Today, one of the more prominent news releases was that as the WSJ reported overnight, AAPL had repurchased on an accelerated basis some $14 billion of its shares in the past two weeks, following the constant Tweeted proddings of Carl Icahn, and the market responded by rewarding the stock and pushing it 1.4% higher. There is, however, a flip side to this artificial boost in the company’s EPS calculation: a plunge in the company’s domestic cash.
As everyone knows, AAPL is still a cash cow, and in the last quarter following the release of its latest iPhone and iPad, it generated a bumper $12 billion in cash. The only problem is that this is global cash, and as the company’s 10-Q indicates, $13.1 billion of this cash was generated and held offshore, which means that AAPL’s domestic cash declined by $1.1 billion. In fact, as the chart below shows, this was the 4th consecutive quarter in which AAPL’s domestic cash has declined offset by a massive cash build offshore. And a reminder, “Amounts held by foreign subsidiaries are generally subject to U.S. income taxation on repatriation to the U.S.” This also means that unless AAPL repatriates some of its offshore cash, and unless it issues even more debt, its stock buybacks and dividends are limited to the declining cash amounts held in the US.
So if one were to extrapolate AAPL’s Q1 domestic cash simply by subtracting the reported $14 billion used in the stock buyback from its December 31 US cash holdings, as of today, all else equal, AAPL now has “only” $20.4 billion in cash held domestically – an amount that matches its domestic cash holdings last seen in September 2010.
Which suggests that after having yielded to Icahn and successfully defended the $500 level by aggressively buying back its own stock in the last two weeks, AAPL’s dry powder for future buybacks is now running dangerously low.
The implication is two-fold: going forward, AAPL’s discretionary stock buybacks will be far, far less active as the company will seek to preserve a cash buffer, especially if it wishes to engage in domestic M&A and to preserve liquidity for future dividends. Alternatively, it is becoming increasingly likely that just like in 2013, AAPL will once again be forced to access the debt markets in order to raise its domestic cash level to a point where it will once again have a comfortable cash balance with which to repurchase its stock.

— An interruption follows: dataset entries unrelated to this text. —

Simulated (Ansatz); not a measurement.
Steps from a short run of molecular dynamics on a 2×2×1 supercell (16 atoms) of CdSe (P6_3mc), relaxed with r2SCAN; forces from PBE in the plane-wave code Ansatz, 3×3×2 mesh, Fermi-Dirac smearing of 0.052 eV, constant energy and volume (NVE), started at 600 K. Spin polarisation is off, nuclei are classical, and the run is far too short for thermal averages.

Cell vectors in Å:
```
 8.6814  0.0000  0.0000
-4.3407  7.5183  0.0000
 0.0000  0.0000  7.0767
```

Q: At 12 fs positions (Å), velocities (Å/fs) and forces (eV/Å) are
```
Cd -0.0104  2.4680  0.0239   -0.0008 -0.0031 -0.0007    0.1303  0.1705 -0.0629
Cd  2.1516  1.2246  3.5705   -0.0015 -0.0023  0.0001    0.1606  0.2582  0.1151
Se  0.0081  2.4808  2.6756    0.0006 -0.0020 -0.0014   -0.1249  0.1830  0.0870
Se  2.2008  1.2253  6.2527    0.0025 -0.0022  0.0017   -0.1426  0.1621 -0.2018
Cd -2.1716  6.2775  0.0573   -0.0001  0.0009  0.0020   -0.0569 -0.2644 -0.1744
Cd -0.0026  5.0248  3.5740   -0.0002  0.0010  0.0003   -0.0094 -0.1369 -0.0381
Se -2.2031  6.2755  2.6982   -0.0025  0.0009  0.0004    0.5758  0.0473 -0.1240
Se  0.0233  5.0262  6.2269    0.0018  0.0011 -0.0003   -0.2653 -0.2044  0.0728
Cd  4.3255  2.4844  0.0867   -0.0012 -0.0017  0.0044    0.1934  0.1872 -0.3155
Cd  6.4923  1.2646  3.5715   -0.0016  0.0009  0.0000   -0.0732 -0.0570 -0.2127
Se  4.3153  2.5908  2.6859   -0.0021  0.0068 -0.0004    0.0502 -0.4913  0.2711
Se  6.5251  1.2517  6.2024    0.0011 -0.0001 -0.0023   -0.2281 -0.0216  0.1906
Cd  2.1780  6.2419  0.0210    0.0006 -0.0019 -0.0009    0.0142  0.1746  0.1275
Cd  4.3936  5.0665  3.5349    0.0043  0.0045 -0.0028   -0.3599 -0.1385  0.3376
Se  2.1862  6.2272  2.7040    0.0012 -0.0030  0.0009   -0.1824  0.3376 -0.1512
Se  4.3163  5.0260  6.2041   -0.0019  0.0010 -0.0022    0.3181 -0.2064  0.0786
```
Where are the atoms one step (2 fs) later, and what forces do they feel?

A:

So if indeed Icahn has gotten deep under the skin of Tim Cook, look for AAPL announcing a bond issue in the not to distant future, as it continues to lever itself up merely to placate some of its more vocal activist shareholders (or, improbably enough, repatriating some of its offshore cash at a huge tax hit to the company – something it did not do last time it issued debt, and something it almost certainly won’t do this time around).
Alternatively, if there is no debt issue, expect that any aggressive future stock buybacks by Cook’s management team will trickle to next to nothing, at which point it will be just the market’s buyers negotiating with the market’s sellers, without the benefit of tens of billions in additional stock purchases by the company itself.
Whether this means that the stock, which got its euphoric boost today on the buyback news, will now drift lower as the price is set purely by the market will likely be seen in the coming week, although should the Fed also fold and once again taper the taper, thus lifting all boats in confirmation that even the most modest pullback in the S&P is enough to get it back into activist mode, then all bets are off.